Kevin Williamson took to the National Review website earlier this week to argue against democracy.
The proximate cause of Williamson's question--Why not fewer voters?-- is much of the debate about voter suppression in Georgia which, he says, "begs the question and simply asserts that having more people vote is, ceteris paribus, a good thing." (Yeah, I had to look up ceteris paribus, which means "with other conditions remaining the same")
Why shouldn’t we believe the opposite? That the republic would be better served by having fewer — but better — voters?
Williamson goes on to make an attempt to argue his proposal, bringing up the idea of "qualifications." But he can't help bringing in the real heart of his argument:
One argument for encouraging bigger turnout is that if more eligible voters go to the polls then the outcome will more closely reflect what the average American voter wants. That sounds like a wonderful thing . . . if you haven’t met the average American voter.
And there it is. There are Certain People who just shouldn't get a say.
As Heather Cox Richardson pointed out the next day, Williamson's argument is not a new one, having previously been embraced by pro-slavery folks before the civil war and Barry Goldwater's ghostwriter. Only the "better" voters should get to vote.

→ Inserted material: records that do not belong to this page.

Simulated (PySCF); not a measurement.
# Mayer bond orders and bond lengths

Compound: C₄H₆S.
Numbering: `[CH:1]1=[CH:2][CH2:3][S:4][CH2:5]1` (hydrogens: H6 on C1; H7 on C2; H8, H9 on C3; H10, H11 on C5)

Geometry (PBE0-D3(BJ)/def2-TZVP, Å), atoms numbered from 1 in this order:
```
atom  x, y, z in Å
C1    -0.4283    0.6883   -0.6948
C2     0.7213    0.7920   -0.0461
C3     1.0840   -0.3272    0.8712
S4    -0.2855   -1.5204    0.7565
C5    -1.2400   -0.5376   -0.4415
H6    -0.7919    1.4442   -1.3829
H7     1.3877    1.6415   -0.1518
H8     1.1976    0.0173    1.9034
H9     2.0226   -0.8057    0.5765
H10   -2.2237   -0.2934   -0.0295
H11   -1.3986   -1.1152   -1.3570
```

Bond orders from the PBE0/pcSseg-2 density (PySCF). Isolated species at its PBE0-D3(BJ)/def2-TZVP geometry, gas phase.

And we have been hearing this argument in education for a while. Modern charters are often set to follow the visionary CEO model, where one guy should have unfettered say, not hemmed in by government rules of teacher unions or even teacher contracts. Being rich is supposed to bring freedom, so if I'm so rich, why should I have to listen to these not-rich people who try to exert their will by electing people who try to tell me what to do?? One of the key moments in this story is Reed Hastings, rich guy and charter school investor, back in 2014 telling the California Charter Schools Association that they need to get rid of school boards--
And so the fundamental problem with school districts is not their fault, the fundamental problem is that they don’t get to control their boards and the importance of the charter school movement is to evolve America from a system where governance is constantly changing and you can’t do long term planning to a system of large non-profits…
Alleged lefties are not free from this. Union leaders often succumb to the impulse to "steer" members toward the "right" decision (eg the national union support for Common Core and the early endorsement of Hillary Clinton).
And schools themselves are all-too-often distinctly undemocratic institutions, where administrators impose autocratic rule and everyone from staff through students is supposed to fall in line.
Because democracy is a pain.
It's messy and annoying, in large part because it codifies our connections to other people. It sets down in rules the fact that we cannot simply divorce ourselves from all the people in the world who we think are unworthy.
Yesterday, Andy Smarick put up a piece at The Dispatch about the narrative of reopening school buildings, and while it provides a good solid dig through some surveys and polls, the bottom line is that despite various attempts to shape a narrative, when it comes to reopening buildings, people are mostly getting what they want. As the comments section makes clear, that's a real pain if you live in a community that mostly doesn't want what you want, or if your heart is set on All Of This being the work of your preferred group of Bad Guys.
I suspect that everybody at one point or another dreams of being set free from the ties that bind them to other people (like, every four years in November). It's mostly the rich and powerful who can try to make that dream come true, and we periodically suffer through their attempts to do so. And I expect they feel kind of heroic doing it, fighting back against the mob or making the world a better place for all the Little People. But their gaze too often falls upon democratic institutions--like public education.
Democracy is a pain. Teachers, working for boards filled with elected amateurs, certainly get that. But attempting to break down all collective action, to disperse public education, atomize parents into uncollected singletons, remove the collective obligation to provide an education--these are not good things. Trying to dissolve every collective so that nobody can get together to thwart your wealthy, privileged will--that kind of free-lance autocracy is not good for society (it's not even healthy for the wealthy, privileged people who pursue it).
In any society that values freedom, there will always be tension between my freedoms and yours, tensions between the will of the many and of the few. The solution is neither thunderdome or the hunger games. Democracy is a pain, but "every man for himself" and "I've got mine, Jack" and "Only my kind of people should get a say" are morally and ethically indefensible.
Reed Hastings, meanwhile, has bought a ski mountain; presumably so only the right people can enjoy fresh powder.